Ronald Bergan’s two Guardian pieces on the state of film criticism – “What every film critic must know” and “The film critic is dead, long live the film critic” anticipate much of this mini-essay. This piece is no rebuttal, as Bergan’s thesis is sound, but there’s a follow up conversation to be had, namely what does effective criticism look like and how can it be made relevant to a disinterested audience?
Bergan’s pieces contained many salient points about the state of film criticism. He produced a list of must haves for the fledging film writer and noted that the universality of the medium, its democratic nature, had lead to the creation of another popular fiction, that cinema wasn’t an art form and therefore serious criticism would only serve to exclude the very people who enjoyed it.

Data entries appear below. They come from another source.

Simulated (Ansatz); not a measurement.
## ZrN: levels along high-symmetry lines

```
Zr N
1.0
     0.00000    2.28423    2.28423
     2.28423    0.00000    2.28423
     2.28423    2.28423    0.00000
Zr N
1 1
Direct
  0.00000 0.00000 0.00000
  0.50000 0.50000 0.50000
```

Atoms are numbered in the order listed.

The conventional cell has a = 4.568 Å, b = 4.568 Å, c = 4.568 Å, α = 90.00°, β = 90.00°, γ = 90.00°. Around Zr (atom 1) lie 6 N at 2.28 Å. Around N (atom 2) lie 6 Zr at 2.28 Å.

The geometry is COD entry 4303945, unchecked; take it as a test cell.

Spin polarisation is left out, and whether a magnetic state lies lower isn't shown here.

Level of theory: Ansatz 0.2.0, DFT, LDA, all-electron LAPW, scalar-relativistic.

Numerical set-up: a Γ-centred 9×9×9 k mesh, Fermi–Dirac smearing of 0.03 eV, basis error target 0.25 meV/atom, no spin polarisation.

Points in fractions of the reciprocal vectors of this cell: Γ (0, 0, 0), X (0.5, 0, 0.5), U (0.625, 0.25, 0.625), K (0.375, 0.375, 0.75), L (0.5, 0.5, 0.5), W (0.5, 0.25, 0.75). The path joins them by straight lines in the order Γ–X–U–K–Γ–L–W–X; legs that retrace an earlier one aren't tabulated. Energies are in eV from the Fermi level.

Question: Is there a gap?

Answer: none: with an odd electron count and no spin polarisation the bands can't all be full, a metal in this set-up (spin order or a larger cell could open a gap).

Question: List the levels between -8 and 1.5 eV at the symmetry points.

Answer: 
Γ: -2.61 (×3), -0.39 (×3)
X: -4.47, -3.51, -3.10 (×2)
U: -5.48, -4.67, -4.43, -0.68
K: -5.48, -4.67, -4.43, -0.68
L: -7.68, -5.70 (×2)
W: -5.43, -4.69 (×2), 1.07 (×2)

This is the man and woman in the street who sees their trip to the movies as a throw away form of entertainment. I’d go further than Bergan and suggest that this idea has poisoned the popular imagination. What’s frustrating is that this meme has become so successful that it’s bled into every aspect of film production and reception. Millions of people attribute the label “film fan” to themselves and celebrate photochemical waste with the badge proudly displayed. The irony is that rather than Film being a simple form of entertainment, the converse is true.
Film is arguably the most complicated of the arts and therefore requires the highest level of scrutiny. It must be divorced completely from the apparatus of production, because this engenders the notion that it’s little more than an industrial process that churns out confectionary for the “masses” to gobble up. It’s a fusion of hitherto existing arts – music, theatre and literature, from which it has borrowed many of its narrative conventions, but film’s effect upon its audience is arguably more influential, more immediate and, when viewing the kaleidoscope from the other end, more reflective of the cultural imperatives that shape even the most innocuous of narratives.
The manner in which the elements of musical score, staging, lighting, performance and the medium’s distinct grammar – the close up, the two shot, the tracking shot and so on, interrelate to produce the desired effect (or not), require an attuned sense. Of course anyone can potentially do it, that’s not the fallacy. The fallacious argument is that anyone can do without being re-educated in how to read what they’re looking at. Once you’ve learnt how to taste wine, at the risk of choosing an elitist metaphor, you can never drink gut rot with the same indifference. The same is true for the trained eye. Good film critics differentiate the vintages from the table wine and invite the public to employ the same techniques to test for themselves.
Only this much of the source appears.